My Organ Project: to ARCO and beyond


It's never too late to be what you might have been (George Eliot) - a display at the Careers Centre, University of Huddersfield

Yesterday I took the practical part of my ARCO exam in St Paul’s Hall, Huddersfield, having taken the written papers in Edinburgh a week earlier.

I played three pieces:

  • JS Bach: Der Tag, der ist der freudenreich BWV 605
  • Matthew Locke: Voluntary in A minor (from Melothesia)
  • Max Reger: Melodia in Bb

and did four keyboard tests:

  • Transposition
  • Score-reading
  • Hymn harmonisation
  • Sight reading

(I get the results in mid-February.)

About ARCO

Associateship of the Royal College of Organists is the second of three RCO diplomas and “indicates a standard of professional competency in organ playing technique, essential keyboard skills and interpretative understanding. It also indicates accuracy in aural perception and fluency in those written disciplines (standard stylistic techniques and analysis of performance and historical issues in relation to organ repertoire) which support practical musicianship.”

That’s quite a challenge!

My journey to ARCO

I first took the ARCO exam in 1992, whilst Organist of Worth Abbey, nearly passing it at the first attempt (however, I wasn’t sufficiently prepared for the keyboard tests) and I failed to complete the whole exam within the four years allowed.

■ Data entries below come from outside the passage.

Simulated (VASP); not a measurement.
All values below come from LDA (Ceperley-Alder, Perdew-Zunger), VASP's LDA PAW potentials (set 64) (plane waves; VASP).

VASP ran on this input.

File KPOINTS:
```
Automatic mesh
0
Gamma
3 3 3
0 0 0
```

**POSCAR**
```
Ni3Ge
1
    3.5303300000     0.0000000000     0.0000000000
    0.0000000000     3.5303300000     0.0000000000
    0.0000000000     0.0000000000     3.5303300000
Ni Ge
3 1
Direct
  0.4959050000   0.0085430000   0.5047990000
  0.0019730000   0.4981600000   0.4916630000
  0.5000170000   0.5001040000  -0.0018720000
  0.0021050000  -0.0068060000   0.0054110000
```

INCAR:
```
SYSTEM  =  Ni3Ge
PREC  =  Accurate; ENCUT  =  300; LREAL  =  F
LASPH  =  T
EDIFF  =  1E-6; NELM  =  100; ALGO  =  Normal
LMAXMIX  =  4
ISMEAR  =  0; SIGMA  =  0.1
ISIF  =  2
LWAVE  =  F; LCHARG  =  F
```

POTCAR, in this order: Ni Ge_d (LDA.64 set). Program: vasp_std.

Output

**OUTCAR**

Over the years, despondency set in, for a number of reasons, and I gave up any attempt at playing seriously. My technique was good enough to get by playing for services and I became lazy. Before long, I was playing fairly badly.

After moving to Dunblane, I had some lessons with Matthew Beetschen, then Organist of the Cathedral, and although this helped, I didn’t do any systematic practice so, naturally, I didn’t really improve that much.

I subsequently failed to maintain momentum and, due to lack of direction and practice, my playing and confidence took another hit.

A new hope

In 2013, I was appointed Director of Music at Holy Trinity Scottish Episcopal Church in Stirling, probably on the basis of my liturgical and pastoral music awareness and soon realised that I needed to up my game. I met up with soprano Kathleen Ferguson at the Royal Conservatoire of Scotland for a chat about whom I might approach for lessons. She strongly recommended Philip Sawyer, retired head of music at Edinburgh Napier University.

Meanwhile, I had downloaded the ARCO syllabus to remind myself of what it entailed, not that I thought I would ever reach that standard again.

I began lessons with Philip in February 2014 and thus resumed my journey: my Organ Project.

(I’ll write more about this journey in due course.)

To cut to the chase, Philip’s wise counsel, combined with RCO events and courses and encouragement from many people, especially Elaine, Ulrike and Christoph, my Rector at Holy Trinity, led me to decide to go for the Colleague (CRCO) diploma as a stepping-stone to ARCO. (I couldn’t bear the thought of taking ARCO again and failing it yet again!)

As I wrote in November 2018, “Adults can get very worried about taking exams. Children usually take them in their stride. Perhaps that’s because children are so used to them. Or maybe, as adults, we feel we have too much to lose.”

The Organ Strikes Back

In June 2018, I performed my first solo recital in about 30 years. A month later, I achieved the CRCO and, to my shock, won two prizes.

September 2019 saw my second solo recital in this new journey, which included a number of ARCO set pieces from over the years. I’ve also played in many other concerts, accompanying choirs and audiences and playing solo pieces.

I won’t know the result of this latest assault on ARCO for five weeks but, regardless of the result, I’m celebrating, having reached this stage. (If I’ve not yet reached the required standard I’ll go for it again.)

I was going to say “having reached this stage again” but that would be incorrect as I’ve developed so much since 1992, despite the fallow years. (Or perhaps, as Christoph said, because of the fallow years when, even though there’s no flowering, growth still continues at the roots.)

Here’s to the continued journey

Mendelssohn 2 and several movements from Vierne 1 are my next challenges, along with other pieces from various ARCO syllabuses, which are all worth learning and playing.

I’m loving the journey!


I’m very, very grateful to everyone who has encouraged and assisted me on this journey so far.

You are too numerous to mention individually but you know who you are.

Thanks also to those who’ve supported me without realising it!